High-quality supply of all these things is blocked by too little government effectiveness, which stems from problems such as:
Incentives that favor risk aversion over progress, for elected officials and government staff;
Special interests that use government to entrench themselves;3
Too many veto points that drag out timeframes or kill projects entirely;
A buildup of processes that slow progress to a crawl.4
The Abundance Agenda could be unifying
It might be too optimistic to hope that anything can avoid today’s extreme partisanship, but the Abundance Agenda at least has a chance, because it has benefits for multiple factions:5
Left: Improve human welfare and government effectiveness, and oppose rent-seeking special interests.
Right: Improve national greatness via growing wealth, improving living conditions, and providing clean and safe public spaces.
Libertarians: Eliminate bad regulations.
Business community: Support growth, building, and innovation.
Also, Abundance gets at what I believe most “moderates” want; an efficient government that makes evidence-driven cost/benefit trade-offs to make the country a better place to live. Organizing under an Abundance banner might be successful, whereas organizing “moderates” has mostly failed.6
Making Abundance Happen
As a nascent movement, there is little infrastructure to drive the Abundance Agenda. Most work thus far has been fleshing out the agenda itself, though some organizations are beginning to build explicitly Abundance-focused political power.

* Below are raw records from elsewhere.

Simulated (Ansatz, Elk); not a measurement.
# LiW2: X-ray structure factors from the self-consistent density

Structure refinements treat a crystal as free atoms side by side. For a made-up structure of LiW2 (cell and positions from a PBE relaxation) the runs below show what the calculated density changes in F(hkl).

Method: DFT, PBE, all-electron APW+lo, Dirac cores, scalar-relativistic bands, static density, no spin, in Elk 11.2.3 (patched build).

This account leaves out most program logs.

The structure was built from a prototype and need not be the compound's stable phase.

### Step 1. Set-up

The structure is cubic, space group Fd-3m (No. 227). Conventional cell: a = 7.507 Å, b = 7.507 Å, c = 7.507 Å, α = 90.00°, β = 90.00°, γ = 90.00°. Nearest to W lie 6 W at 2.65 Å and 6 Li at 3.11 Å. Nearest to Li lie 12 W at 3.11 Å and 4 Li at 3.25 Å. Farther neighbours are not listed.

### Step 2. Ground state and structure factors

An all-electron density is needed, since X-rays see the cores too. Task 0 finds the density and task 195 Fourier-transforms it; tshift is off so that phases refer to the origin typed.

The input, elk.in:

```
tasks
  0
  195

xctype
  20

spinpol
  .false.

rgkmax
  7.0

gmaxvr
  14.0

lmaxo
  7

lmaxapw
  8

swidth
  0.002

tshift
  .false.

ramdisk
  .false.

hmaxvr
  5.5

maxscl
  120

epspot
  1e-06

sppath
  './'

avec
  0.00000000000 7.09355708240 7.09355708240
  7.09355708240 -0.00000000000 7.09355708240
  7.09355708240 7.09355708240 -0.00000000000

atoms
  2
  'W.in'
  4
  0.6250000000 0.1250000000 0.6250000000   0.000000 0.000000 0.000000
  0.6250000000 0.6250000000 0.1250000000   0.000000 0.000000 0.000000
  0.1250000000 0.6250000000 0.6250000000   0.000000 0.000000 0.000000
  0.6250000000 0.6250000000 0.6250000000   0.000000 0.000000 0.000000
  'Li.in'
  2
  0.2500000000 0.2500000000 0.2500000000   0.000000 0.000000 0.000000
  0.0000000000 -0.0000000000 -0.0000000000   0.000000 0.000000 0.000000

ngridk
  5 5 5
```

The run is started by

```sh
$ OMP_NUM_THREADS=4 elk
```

Most of the political muscle behind abundance issues is in single-issue organizations such as those focused on housing or transportation.7 One way to imagine new possibilities is by looking at existing political infrastructure, for example:
Run for Something of abundance (Candidate recruitment and training)
ALEC of abundance (Model legislation)
Indivisible of abundance (Local abundance-focused chapters)
AIPAC of abundance (Bundling for aligned candidates)
Govern for America of abundance (Placing skilled grads as staff for aligned electeds)
Abundance infrastructure will take some novel shapes. Two examples show early signs of cost-effective success:
Greenlight America mobilizes clean energy supporters in communities with upcoming permitting decisions. Founded by Indivisible co-founder Matt Traldi, Greenlight America won four out of six campaigns in its pilot phase.
Abundant SF has showed that a locally-focused donor circle can move the needle by spending $1-2 million to hire staff and support aligned electeds.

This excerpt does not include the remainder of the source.